A. Reducing Restrictions on Communications

Parties to business combination transactions have indicated a need to disclose more information regarding planned extraordinary transactions earlier than the current regulations may permit. Due to the market's demand for information, companies must balance the need to disclose information with existing restrictions on communications. The amendments will relax restrictions on communications with security holders by permitting the dissemination of more information on a timely basis. This will promote more informed voting and tendering decisions. The amendments will not restrict the content of communications, but anyone relying on the new rules will need to file written communications on the date of first use, so that all security holders have access to the information. In particular, the amendments will permit more communications:

  • before the filing of a registration statement relating to either a stock merger or a stock tender offer transaction;

  • before the filing of a proxy statement (regardless of whether the solicitation involves a business combination transaction);

  • regarding a proposed tender offer without "commencing" the offer and requiring the filing and dissemination of specified information.

The amendments also will harmonize the treatment of business combination transactions under the Securities Act, tender offer rules and proxy rules. Confidential treatment of merger proxy statements will be retained, but only under limited circumstances. The amendments will not change the current requirement that security holders receive a mandated disclosure document (prospectus, proxy statement or tender offer material) before being able to vote or tender the securities.

B. Balancing the Regulatory Treatment of Cash and Stock Tender Offers

Under the current rules, stock tender offers (exchange offers) registered under the Securities Act are subject to regulatory delays not imposed on cash tender offers. A cash tender offer may commence as soon as a tender offer schedule is filed and the information is disseminated to security holders. An exchange offer, however, may not commence before a registration statement is filed and becomes effective. The amendments will balance the regulatory treatment of cash and stock tender offers to the extent practicable.
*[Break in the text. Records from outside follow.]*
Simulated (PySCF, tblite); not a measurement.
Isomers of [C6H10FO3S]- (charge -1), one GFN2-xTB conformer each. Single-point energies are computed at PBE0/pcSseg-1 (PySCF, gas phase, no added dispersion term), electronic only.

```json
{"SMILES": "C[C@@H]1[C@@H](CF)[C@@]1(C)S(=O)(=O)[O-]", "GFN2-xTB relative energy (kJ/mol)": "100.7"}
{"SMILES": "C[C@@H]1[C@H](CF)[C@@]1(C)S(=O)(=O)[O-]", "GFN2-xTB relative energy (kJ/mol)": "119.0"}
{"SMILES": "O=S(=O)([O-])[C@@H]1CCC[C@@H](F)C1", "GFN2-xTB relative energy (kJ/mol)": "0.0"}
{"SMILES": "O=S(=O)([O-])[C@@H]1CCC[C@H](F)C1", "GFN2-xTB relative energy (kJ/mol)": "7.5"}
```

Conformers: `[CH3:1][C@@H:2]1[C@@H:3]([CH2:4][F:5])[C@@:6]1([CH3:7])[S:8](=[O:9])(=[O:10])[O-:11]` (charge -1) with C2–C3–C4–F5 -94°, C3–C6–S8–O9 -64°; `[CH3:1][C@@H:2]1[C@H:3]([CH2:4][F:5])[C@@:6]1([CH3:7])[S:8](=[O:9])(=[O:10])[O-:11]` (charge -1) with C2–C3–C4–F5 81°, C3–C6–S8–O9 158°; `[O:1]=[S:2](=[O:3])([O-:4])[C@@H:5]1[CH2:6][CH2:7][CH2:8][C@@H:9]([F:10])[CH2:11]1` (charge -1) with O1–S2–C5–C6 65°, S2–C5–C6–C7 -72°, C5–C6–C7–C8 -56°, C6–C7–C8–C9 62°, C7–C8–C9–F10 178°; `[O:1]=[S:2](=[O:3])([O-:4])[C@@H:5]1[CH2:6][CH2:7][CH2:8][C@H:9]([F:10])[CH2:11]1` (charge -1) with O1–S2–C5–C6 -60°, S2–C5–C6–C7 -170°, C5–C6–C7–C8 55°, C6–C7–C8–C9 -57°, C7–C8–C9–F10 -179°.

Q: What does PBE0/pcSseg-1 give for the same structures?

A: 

The amendments will permit exchange offers to commence as early as the filing of a registration statement, or on a later date selected by the bidder, before effectiveness of the registration statement. As a result, a bidder offering securities will not need to wait until effectiveness to commence an offer. Early commencement will not be mandatory, but rather at the election of the bidder. Any securities tendered in the offer can not be purchased until after the registration statement becomes effective, the minimum 20 business day tender offer period has expired, and all material changes are disseminated to security holders with adequate time remaining in the offer to review and act upon the information. A bidder will not need to deliver a final prospectus to security holders if all material information has been disseminated to security holders. Security holders can withdraw tendered securities at any time before they are purchased by the bidder.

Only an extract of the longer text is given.